Tag Archives: radish

Lithuanian Folk Simile: “Healthy as a Radish”


Original script: “Sveikas kaip ridikas.”

Transliteration: “Healthy like radish” / “Healthy as a radish.”

Free translation: “Snug as a bug in a rug.”


IZ is a 20 year-old college student from Lisle, Illinois, living in Los Angeles, California. Both her parents’ families immigrated to the United States during World War II and remain connected to their Lithuanian roots through strong immigrant communities in the US.

“My dad loves this one,” IZ said about this folk simile. She described it as one that is only used around close family members and said by adults to children in an affectionate manner. “It’s a little silly,” she said, “because it rhymes.” For this reason, we chose “snug as a bug in a rug” as a potential free translation of this phrase, since it preserves both the rhyming and silly tone of the saying, as well as its social dynamic of being a saying communicated from parents to children.

IZ recalls both her father and grandfather using this expression to communicate comfort at times of sickness — a time when one has a red face, alluding to the color of the radish. She emphasized that it would only be said informally among family, from adult to child.


As IZ explained this folk simile to me, she was quick to mention her association of these words with her father. This represents the power of folklore to be associated with a specific person even as it is a broader cultural production. I would infer that many other Lithuanian kids are reminded of family upon hearing these words. 
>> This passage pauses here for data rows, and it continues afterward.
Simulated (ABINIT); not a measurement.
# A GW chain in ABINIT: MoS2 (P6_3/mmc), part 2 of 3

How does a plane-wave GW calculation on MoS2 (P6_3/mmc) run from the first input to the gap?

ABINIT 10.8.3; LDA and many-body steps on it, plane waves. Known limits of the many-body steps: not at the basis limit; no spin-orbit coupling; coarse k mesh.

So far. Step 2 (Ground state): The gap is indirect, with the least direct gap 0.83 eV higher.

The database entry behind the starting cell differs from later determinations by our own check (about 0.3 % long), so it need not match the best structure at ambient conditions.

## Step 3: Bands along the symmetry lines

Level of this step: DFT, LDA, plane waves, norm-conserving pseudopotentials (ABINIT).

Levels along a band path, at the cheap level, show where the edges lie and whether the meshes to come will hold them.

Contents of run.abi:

The strict confinement of this phrase to the nuclear family serves to define the boundaries of the family to young children as they learn social dynamics. Additionally, the knowledge that this phrase is only said to children implies also a knowledge of what is appropriate language to adults.

This proverbial phrase also contains variation in that it can be applied to diverse instances of redness, including from the cold. Lithuania is a country with very cold winters and moderate summers. I can imagine potential variation in this phrase being applied to redness from the cold. An ironic application could refer to redness from drinking — this would subvert the norms of only using this proverbial phrase toward children. More research is needed to see if this is an existing variation of the phrase.

The appearance of radishes in this phrase speaks to the cuisine of the country. Lithuania’s climate is suited to growing root vegetables, including radishes but also potatoes and beets.

“I’ve Had The Radish”

Main piece:

“I’ve had the radish” as a saying of exasperation and general exhaustion with someone or something.


My informant is a 49 year old woman living in Kansas City, Missouri. She grew up in Joplin but moved around during her 20s, living for some period in Philadelphia. There, she worked for a large non-profit and one of the women there, named Tamar, commonly used this phrase in an exasperated reaction to something. Eventually, the informant and her fellow coworkers and friends started using it out of habit without fully understanding its origin or meaning. Much later, they researched it and they believe it comes from the practice of eating a radish at the end of dinner to clean one’s pallet. Now, it is used in her family and amongst her friends as a statement of finality with something or someone.


I have heard this phrase throughout my life but this exchange happened in her living room following my asking if she knew of any folklore sayings.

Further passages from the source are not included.